It has never taken me so long to write a short story as the one I’m writing now. I know the storyline, and so far it is doing everything my imagined-on-the-bus version did. In the old days these were the stories that would trap me at my computer for five hours and I’d write 8,000+ words in a day to get it finished.
I’m trying to work out what has changed. This story is meant to be an allegory for something pretty ugly. This makes the writing process a tough slog, because while the overt story is nothing unusual, the meaning behind it is vile. Every time I write some of it, I feel like I’ve rolled around in a sewer for a while. It gets too much and I have to step away.
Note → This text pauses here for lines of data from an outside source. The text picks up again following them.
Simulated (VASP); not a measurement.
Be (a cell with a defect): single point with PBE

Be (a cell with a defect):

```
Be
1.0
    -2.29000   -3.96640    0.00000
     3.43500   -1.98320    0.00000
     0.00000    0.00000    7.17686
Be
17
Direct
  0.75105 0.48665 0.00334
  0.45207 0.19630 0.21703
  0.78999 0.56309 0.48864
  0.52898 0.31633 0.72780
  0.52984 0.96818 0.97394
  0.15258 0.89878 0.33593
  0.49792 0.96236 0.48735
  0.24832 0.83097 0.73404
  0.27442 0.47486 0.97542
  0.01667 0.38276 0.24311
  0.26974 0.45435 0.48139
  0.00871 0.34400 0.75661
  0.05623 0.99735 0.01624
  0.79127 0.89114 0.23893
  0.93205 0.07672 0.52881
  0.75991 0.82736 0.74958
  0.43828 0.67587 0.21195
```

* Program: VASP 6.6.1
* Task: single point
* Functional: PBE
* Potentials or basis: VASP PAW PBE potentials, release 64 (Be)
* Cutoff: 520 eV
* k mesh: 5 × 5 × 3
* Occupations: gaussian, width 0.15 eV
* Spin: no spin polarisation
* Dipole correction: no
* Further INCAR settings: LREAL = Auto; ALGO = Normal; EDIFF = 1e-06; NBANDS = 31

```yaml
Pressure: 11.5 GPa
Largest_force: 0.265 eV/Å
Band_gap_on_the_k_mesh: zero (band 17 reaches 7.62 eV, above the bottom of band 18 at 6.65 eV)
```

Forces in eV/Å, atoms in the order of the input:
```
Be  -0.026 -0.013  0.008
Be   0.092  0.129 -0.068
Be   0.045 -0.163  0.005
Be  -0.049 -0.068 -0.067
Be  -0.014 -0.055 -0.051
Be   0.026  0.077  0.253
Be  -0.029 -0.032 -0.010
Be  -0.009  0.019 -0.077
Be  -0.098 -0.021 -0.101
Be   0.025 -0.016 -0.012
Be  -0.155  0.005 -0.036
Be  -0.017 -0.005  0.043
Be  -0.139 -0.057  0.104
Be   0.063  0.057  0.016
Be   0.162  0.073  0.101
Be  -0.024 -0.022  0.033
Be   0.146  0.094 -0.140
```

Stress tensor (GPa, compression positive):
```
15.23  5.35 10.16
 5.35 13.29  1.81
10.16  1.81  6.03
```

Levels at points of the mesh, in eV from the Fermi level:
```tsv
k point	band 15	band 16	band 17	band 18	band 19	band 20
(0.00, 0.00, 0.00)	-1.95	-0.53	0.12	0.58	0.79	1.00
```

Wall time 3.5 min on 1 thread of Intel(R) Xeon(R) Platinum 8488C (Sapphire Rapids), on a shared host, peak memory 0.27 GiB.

I’d like to believe that this means when I do finish it, it will be a great story with solid emotion behind it that readers can sense. A story should make you feel like you have rolled around in a sewer if it is covering a shitty subject. But I don’t even know if people will see the metaphor and at worse it might read like a bunch of 500-word sections (about the number of words I’m managing each session) of bland vampire tale with a minor twist at the end.
I guess the only way to find out is to write it. Besides, I don’t really have a choice. I won’t start a new story until I finish or abandon this one and I don’t want to abandon it. And with the flutter of ideas swimming in the back of my mind, I know there are some cool stories waiting to come in. I really want to make space for them. Wish me luck!